If parents can afford to help their kids pay for college, but don't want to, their children are in for a nasty surprise when they start to fill out the Free Application for Federal Student Aid, or FAFSA, as these tweets show:
FAFSA think just cause your parents make a certain amount of money, you get a cut out of it. No tf I do not.— markeisha (@shiznyee) July 14, 2014
Like thank you FAFSA for telling me my parents CAN pay for college, that doesn't mean they will. I need the money.— han-or-nah (@brokenncrown) July 13, 2014
More college complaints: why the hell do I fill out my parents info on FAFSA if they aren't helping one bit with my expenses— Jessica Alexander (@Jess_Rene04) July 11, 2014
If a student is under 24, the government and most colleges assume that the student's parents will help pay for the cost of college — even if ample documentation exists that the parents won't.
1) A growing share of parents say they won't pay for college at all
The majority of parents plan to help pay for their students' college education, according to an annual poll from Discover Student Loans. But the share that say they definitely won't increased over the past year: 16 percent now say they won't help pay for college, up from 12 percent in 2013.
The survey doesn't tell us anything about whether the parents could afford to contribute; it's possible they couldn't, so the results when the federal government analyzes financial need would be the same either way.
But anecdotal evidence suggests that plenty of parents tell students they're on their own when it's time to pay the tuition bills. Other surveys have found that the share parents contribute to the cost of college has been falling steadily; an annual Sallie Mae report found that parents contribute $3,000 less out of pocket now than they did in 2010.
2) Being a dependent is the default for federal financial aid
A 23-year-old who pays her own bills, her own rent, has a job and files taxes independent of her parents would be considered an adult in most contexts. But the Education Department assumes that students under 24 are dependent on their parents unless they prove otherwise.
This stringent requirement is meant to deter students from gaming the system. If it was too easy for students to be considered independent, students from families who could easily afford to pay for college — and would — might get Pell Grants and cheaper student loans intended for students from families without the resources to pay for college on their own. (How real are these concerns? As college tuition prices continue to rise, there is evidence that people have tried to game the system in other ways, such as paying consultants to help students gain residency for in-state tuition.)
3) People under 24 can only be considered independent if they meet one of 6 conditions
So how do you prove you're not a dependent? There are only six ways to do so, and most of them are pretty drastic:
- Get married. People under 24 who are married are considered independent of their parents. There are at least a few cases of students getting married in order to qualify for in-state tuition in California, a separate issue.

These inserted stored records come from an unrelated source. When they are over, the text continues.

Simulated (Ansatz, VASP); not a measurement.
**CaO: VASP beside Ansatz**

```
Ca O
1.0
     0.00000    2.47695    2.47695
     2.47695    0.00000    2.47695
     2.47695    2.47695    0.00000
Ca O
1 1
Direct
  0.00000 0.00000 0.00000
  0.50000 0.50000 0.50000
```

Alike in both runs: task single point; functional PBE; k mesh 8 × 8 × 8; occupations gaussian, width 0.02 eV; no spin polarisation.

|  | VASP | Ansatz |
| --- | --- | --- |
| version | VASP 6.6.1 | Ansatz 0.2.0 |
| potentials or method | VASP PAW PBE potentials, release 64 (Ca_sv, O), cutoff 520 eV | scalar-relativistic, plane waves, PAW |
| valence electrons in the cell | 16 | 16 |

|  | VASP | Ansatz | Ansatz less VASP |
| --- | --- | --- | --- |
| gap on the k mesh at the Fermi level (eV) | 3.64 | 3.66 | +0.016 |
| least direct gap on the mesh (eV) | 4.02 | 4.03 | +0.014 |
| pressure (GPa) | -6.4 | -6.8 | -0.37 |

- Have kids of your own. People under 24 who claim their own dependents are considered independent of their own parents. Those children must be living with them, or if they're not, the student must provide at least half of their financial support.
- Be a veteran or an active duty member of the US Military.
- Be homeless or at risk of becoming homeless. This has to be certified by officials from the K-12 school system or a social services program.
- Have been in foster care, an orphan or a ward of the court after age 13.
- Be an emancipated minor. This is a lengthy process, not a shortcut to getting more financial aid. Not all states allow emancipation for people under 18, and laws can vary by state.
4) Individual financial aid officers can 'override' the usual definition and declare students independent, but it happens very rarely
This ends up happening in fewer than 4 percent of cases, according to analysis of Education Department data from a 2012 study of students receiving financial aid. And when it does, it's for situations that are truly drastic — students whose parents cut them out of their lives due to their sexual orientation, for example, or students who have no idea where their parents are or how they might be contacted.
The Education Department's advice to colleges makes clear that parents who simply refusing to pay for college is not enough justification for the federal government to consider a student independent:
Several conditions that do not qualify as unusual circumstances, either individually or in combination, include parents who refuse to contribute, are unwilling to provide information, or do not claim the student as an income tax dependent, or a student who demonstrates total self-sufficiency. In addition, the fact that a student's parents live in another country does not qualify as an unusual circumstance.
5) Does this make any sense?
The New America Foundation's Ben Miller argued in a recent white paper that the way colleges determine dependency is out of step with the tax code and can put slightly older college students at a disadvantage. Miller argues that students who start college at or before age 20 should continue to be considered dependents until proven otherwise, but that the criteria for independence should be relaxed so that students who can prove they're supporting themselves would qualify as independent adults. Students who start college after age 20 would be classified as dependent or independent based on how they file their taxes.
Miller's solution would still put 18-year-olds whose parents don't want to contribute to their education at a disadvantage. But it at least could sort out the ones who are truly supporting themselves.